Banks and https

Here's what happens when you go to the web pages of some large US banks, and what happens when you try changing the homepage URL from "http" to "https" or vice versa.

Bank http https
Bank One Insecure login form. Works.
Wells Fargo Insecure login form. Works.
Wachovia Insecure login form. Works.
Bank of America Insecure login form. Redirects to http.
Washington Mutual Insecure login form. Redirects to http.
US Bank Insecure login form. Error: Connection closed.
Citibank Link to secure login form at "web.da-us.citibank.com". Error: 404.
HSBC Link to secure login form at "www.ebank.us.hsbc.com". Certificate hostname mismatch.
Suntrust Redirects to https. Works.

Most of these banks make Critical SSL/TLS Mistake #1, having the login form be http and only submit to https. This protects against passive attacks, but does not protect against man-in-the-middle attacks. An attacker who can mount a passive attack can usually mount a man-in-the-middle attack with only a little more work, so these banks are barely more secure than sites that do not use https at all.

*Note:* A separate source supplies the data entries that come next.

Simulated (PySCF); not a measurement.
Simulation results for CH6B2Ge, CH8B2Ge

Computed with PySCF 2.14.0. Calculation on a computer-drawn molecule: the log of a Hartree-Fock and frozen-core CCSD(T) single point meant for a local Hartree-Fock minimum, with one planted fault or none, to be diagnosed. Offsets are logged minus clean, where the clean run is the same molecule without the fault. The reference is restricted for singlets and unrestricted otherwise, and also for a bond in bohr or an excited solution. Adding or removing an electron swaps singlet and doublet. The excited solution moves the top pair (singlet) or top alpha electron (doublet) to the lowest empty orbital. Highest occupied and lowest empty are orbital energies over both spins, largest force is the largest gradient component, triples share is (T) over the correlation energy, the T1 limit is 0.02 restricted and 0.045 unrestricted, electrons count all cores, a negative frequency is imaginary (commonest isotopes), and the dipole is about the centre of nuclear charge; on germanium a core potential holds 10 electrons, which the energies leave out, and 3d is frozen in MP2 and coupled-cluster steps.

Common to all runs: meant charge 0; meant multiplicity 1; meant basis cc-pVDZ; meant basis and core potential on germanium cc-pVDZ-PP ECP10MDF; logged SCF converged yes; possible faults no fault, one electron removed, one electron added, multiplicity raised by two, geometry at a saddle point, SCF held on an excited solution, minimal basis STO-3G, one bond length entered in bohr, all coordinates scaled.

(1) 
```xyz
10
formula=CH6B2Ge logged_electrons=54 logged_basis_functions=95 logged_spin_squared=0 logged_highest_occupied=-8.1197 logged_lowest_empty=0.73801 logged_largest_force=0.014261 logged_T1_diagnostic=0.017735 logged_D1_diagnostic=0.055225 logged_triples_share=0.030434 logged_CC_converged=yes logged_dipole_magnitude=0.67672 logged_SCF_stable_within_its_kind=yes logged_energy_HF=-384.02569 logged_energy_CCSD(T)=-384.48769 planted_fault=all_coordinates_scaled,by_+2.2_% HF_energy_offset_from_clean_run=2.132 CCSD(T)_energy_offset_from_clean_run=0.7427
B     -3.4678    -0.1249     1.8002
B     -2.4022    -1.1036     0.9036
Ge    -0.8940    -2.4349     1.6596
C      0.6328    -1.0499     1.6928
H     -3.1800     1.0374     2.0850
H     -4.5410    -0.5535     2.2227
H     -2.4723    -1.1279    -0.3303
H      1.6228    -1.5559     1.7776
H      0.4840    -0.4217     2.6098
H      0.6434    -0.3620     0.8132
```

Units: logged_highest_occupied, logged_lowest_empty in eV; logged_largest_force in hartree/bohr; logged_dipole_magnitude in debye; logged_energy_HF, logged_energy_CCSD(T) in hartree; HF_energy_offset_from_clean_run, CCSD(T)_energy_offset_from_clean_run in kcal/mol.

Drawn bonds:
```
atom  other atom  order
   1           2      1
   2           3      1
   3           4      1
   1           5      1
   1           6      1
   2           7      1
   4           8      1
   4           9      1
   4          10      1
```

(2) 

Of the banks that use https login forms at all, many make two smaller mistakes: their main page is http, which invites http links and bookmarks, and their login forms have long hostnames like "web.da-us.citibank.com", which are harder for users to verify than e.g. "www.citibank.com" or "citibank.com".

Many of the largest targets for financial fraud in the US are only defending themselves against passive attacks. Do they believe authenticated encryption isn't important in the US? Aren't these the same banks that blackmailed Mozilla developers into adding two of its most-hated features, "autocomplete=off" and "Cache-Control: no-store", claiming that any browser without these features was not secure enough for use on their sites? Banks in the US are heavily regulated, so why aren't they mandated to use https correctly?

Users either don't look for the lock icon at all, or can be tricked by the combination of a lock image and a statement in the page like "The moment you click Sign In and before your ID and passcode leave your computer, we encrypt them using Secure Sockets Layer (SSL) technology." Why is that? What can be done? What should be done?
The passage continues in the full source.